Until recently, researchers have mainly focused on investigating internal mechanisms and characteristics of the power grid that might cause large blackouts, like physical processes. CWI researcher Bert Zwart and his colleagues of CWI’s Stochastics group have now provided evidence that a main cause of this statistical law is a similar Pareto distribution of city sizes. For the creation of this radically different and much simpler insight, they combined the physics of power flow with extreme value theory.

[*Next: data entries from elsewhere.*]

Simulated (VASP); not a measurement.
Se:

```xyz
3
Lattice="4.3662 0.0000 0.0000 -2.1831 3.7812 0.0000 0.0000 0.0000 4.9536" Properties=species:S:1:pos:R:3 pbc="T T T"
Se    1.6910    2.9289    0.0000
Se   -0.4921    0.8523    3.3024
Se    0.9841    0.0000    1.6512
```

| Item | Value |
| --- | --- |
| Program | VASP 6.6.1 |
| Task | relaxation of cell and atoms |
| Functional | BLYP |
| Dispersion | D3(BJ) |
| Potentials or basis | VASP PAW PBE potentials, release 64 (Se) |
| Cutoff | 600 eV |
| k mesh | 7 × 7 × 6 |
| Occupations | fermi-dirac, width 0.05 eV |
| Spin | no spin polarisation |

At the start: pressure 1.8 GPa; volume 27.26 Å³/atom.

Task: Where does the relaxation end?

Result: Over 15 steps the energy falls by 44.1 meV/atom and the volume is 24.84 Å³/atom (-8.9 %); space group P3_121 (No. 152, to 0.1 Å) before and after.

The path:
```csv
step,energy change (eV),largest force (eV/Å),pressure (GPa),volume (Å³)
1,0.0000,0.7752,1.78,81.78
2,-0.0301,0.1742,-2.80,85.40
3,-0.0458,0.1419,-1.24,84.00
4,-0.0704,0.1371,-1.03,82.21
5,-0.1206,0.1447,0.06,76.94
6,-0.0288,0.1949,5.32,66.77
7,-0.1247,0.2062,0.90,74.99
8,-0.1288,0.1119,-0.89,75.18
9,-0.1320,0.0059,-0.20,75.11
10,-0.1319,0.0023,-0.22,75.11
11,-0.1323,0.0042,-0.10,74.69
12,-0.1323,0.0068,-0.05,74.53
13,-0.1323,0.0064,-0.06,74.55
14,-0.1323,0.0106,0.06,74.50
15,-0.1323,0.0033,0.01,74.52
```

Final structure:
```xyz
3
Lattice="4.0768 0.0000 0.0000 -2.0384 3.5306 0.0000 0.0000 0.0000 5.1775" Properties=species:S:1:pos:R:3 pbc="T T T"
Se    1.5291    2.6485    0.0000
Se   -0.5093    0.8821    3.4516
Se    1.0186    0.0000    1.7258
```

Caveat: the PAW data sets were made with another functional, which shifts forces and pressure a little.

Blackout size linked to city size

The results of this research shed a light on the connection between blackouts and city sizes. It appears that the large blackout is most likely to occur when a large city is being cut off from the power grid. “Our explanation says the output is heavy-tailed not because of the mechanism within the system but because the input, namely the city sizes were already heavy tailed,” Zwart says in this article (link). The conclusion is that performing network upgrades will only lead to a modest decrease in the likelihood of big blackouts. The researchers suggest that it might be more effective to help consumers to react to blackouts, for example by using local energy generation and storage.

The researchers substantiated their findings using historical data for the United States and validate their new framework through simulations of the German transmission grid. They support the new model with an extensive mathematical analysis. Zwart et al. published the results in Physical Review Letters on 31 July 2020.

This research was executed in the context of the NWO Vici grant Bert Zwart received in 2015 and the NWO Gravitation grant Networks.

About Bert Zwart

Bert Zwart is group leader of CWI's Stochastics research group and professor at Eindhoven University of Technology (TU/e). His research expertise is in applied probability and stochastic networks, in particular rare event analysis and simulation, scaling limits, scheduling under uncertainty, dynamic pricing and applications in communication and energy networks.